My Lessee exercised their right to execute a 2 year extension after the original 3 year lease expired. I guess this is good news that they still have interest. I just don't know if this means they will start drilling soon or not. I've heard stories about oil companies claiming they will drill and then don't while tying up the mineral acreage from being leased to someone else and also avoiding renewing the lease. Anyone know what rights we as lessors have in terms of receiving information from these companies regarding their intentions?
The one thing you can do as a lessor is to stay abreast of the activity in and around your immediate area. Take note of any newly drilled wells in regards to the production figures. If this company does not drill during this extension period, I would advise that you let your lease expire (do not top-lease) and when a new lease is negotiated, do not allow for any extension clause. This clause at times only allows the operator to acquire acreage for a lesser price than they could lease at current rates.

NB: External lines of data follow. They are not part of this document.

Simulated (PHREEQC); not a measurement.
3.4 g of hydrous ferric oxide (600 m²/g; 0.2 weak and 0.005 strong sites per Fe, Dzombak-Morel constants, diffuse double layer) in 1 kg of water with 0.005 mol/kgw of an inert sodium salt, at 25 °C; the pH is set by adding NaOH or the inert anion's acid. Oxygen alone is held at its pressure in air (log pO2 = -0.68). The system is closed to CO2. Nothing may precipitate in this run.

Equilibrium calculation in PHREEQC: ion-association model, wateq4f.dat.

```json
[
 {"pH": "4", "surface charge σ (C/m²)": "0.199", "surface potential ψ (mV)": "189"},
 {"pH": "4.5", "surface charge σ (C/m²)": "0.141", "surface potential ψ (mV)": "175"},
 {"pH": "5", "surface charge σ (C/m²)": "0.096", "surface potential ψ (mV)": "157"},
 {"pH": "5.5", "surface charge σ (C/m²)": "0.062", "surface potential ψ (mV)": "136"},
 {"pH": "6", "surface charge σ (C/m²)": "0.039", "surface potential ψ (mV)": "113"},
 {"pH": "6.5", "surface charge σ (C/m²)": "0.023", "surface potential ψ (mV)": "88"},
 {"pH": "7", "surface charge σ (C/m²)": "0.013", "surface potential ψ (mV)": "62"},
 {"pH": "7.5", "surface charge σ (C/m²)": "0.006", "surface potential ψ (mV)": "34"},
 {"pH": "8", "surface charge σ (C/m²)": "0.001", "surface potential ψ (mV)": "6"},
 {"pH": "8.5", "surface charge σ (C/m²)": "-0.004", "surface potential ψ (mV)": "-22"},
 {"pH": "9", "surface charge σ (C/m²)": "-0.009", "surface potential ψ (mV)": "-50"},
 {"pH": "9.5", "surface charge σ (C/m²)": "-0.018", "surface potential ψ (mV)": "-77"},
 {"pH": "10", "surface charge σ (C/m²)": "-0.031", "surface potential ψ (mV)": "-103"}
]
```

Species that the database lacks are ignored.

Thanks Charles. Good to know about the top-lease, because I was also wondering about that option. I can't believe the current lessee would go to the trouble to extend and then let the lease expire without any activity. There does seem to be constant activity in the vicinity of the mineral acreage and I have been approached by other oil companies about leasing once these leases expire. It's positive that there is so much interest, but I'm in the dark as to what the lessee is planning.
It's sometimes hard to second guess the actions of operators. If the area is very active, I'm sure there is a reason that the extension is wanted. What State and area are your minerals located in? Again, stay abreast of the drilling activity and production figures in the event you get a chance to negotiate new leases in the future.
The Baaken in North Dakota.
Note that the lessee did not sign the lease. The lessee's only obligation under the lease is to share production revenue, if any, and that will most likely be compromised with Lessee's costs of production. Take Mr. Mallory's advice and pay attention to the lease termination clauses when the lease date is reached. Update yourself as to lessee's post primary term rights and then send a notice of lease termination. Evaluate your mineral potential, then determine what a lease is worth to you. Your in a good area for long term mineral values to be realized. Make the most of it.
Next time you will know how important lease provisions are over a getting a little bonus money. Depending on your location, production value may be 4 to 10 times what little bonus you may be offered. Lots of money could go into your pocket that would otherwise go into a lessees pocket at your expense. Good Luck.